Technology at a crossroads, or, Why hasn’t the tech industry performed better? (I)–Hardware

Three posts to come…

I mentioned in a post on Recent market Action in late May that the tech industry had been a laggard during the current market rise.  I said that the IT index is a mix of large-cap companies that have little growth in prospect and some smaller, more exciting names.  I’d like to elaborate on that post.  I’m going to do this in three parts:  hardware, business software and games.

Hardware:  prohibitive cost of chip production

Take hardware first.  To build a new state-of-the-art semiconductor fabrication plant from scratch costs at least $3 billion.  Two or three companies are unlikely to band together to share the expense, for fear that their design and process technology secrets would be stolen by the others if they were to operate in a single plant (Intel told me once that they won’t sell an obsolete fab to anyone, but dismantle it and sell the components piece by piece instead, for security reasons).

Getting the capital to built a new plant is a huge hurdle for almost anyone except Intel.  But that’s not the only stumbling block.

What would you do with the plant once it was completed?  Potential output is maybe $8 billion in sales annually, and it has to be run at a high usage rate to be profitable.  That would mean either having to get a chip into every cellphone sold everywhere around the world, or getting one into at least a third of the PCs.
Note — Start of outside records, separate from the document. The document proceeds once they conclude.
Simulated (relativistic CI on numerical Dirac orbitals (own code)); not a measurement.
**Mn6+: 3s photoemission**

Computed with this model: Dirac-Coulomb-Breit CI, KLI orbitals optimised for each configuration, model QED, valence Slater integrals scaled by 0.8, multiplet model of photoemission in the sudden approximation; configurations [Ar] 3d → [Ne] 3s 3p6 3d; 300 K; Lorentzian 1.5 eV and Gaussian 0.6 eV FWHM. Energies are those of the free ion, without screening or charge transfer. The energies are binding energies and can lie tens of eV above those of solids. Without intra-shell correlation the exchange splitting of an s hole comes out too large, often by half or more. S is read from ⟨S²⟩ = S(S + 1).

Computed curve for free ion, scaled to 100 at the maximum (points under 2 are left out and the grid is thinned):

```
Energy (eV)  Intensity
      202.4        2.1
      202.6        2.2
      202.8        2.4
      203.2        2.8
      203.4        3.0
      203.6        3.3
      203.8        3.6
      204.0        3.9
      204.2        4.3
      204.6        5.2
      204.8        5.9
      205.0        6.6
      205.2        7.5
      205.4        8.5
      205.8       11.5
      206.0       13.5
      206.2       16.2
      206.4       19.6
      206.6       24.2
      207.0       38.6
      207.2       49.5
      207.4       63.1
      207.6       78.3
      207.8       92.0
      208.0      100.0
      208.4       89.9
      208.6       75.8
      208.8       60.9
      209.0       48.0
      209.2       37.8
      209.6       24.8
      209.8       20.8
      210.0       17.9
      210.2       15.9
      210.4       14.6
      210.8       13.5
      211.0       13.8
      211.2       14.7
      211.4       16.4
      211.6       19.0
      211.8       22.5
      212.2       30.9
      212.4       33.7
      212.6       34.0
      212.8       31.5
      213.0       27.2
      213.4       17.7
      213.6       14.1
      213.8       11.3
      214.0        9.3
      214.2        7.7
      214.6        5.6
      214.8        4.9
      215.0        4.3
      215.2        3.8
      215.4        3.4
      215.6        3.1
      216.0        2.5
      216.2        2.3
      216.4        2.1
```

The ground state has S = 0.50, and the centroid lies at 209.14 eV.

That isn’t going to happen.  Device assemblers aren’t going to allow any supplier to have so much market power.  One Intel is bad enough!  So almost no one has the sales generating potential to justify building a new semiconductor plant.

Foundries are the answer

Increasing capital intensity of the semiconductor production business is a key reason for the increasing prominence over the past ten or fifteen years of the independent chip fabrication, or foundry, business.  This is not simply overflow capacity for integrated semiconductor firms.  The existence of foundries has also allowed the flowering of pure “fabless” semiconductor design firms as independent entities,  using foundries exclusively to produce output for them.  In today’s world, the top foundries, like the cream of the crop, Taiwan Semiconductor Manufacturing Company (TSMC), use cutting-edge processes to produce the most advanced semiconductor devices.

Although the foundry business is more sensitive to the business cycle than integrated semiconductor companies, foundries have been steadily increasing their market share as fewer and fewer design companies can afford their own production capacity.  So if we want to see the future of the semiconductor industry, we should look to the foundries.

A mature business

What are they saying?  TSMC has just announced a reshuffling of top management.  Dr. Morris Chang, the founder of TSMC, returns as CEO.  Dr. Rick Tsai moves from CEO to head of new business development, targeting solar and LED (light emitting diodes).  Employee unhappiness with recent layoffs that Dr. Tsai oversaw may have something to do with the timing of the move, but the main reason is that Dr. Chang foresees only about 2% annual growth for TSMC from its semiconductor manufacturing operations over the next 10 years.

True, mainland China has designated semiconductor manufacturing as a national industrial development priority, so TSMC may be facing some competition from emerging foundries there.  On the other hand, TSMC has over half of the global foundry market and by far the deepest relationships with fabless design firms worldwide.  And the legitimacy of a fabless firm and the reliability of its output implied by its being a customer of TSMC mean the fabless firm needs TSMC at least as much as TSMC needs them.  So the 2% growth is probably indicative of the semiconductor market as a whole.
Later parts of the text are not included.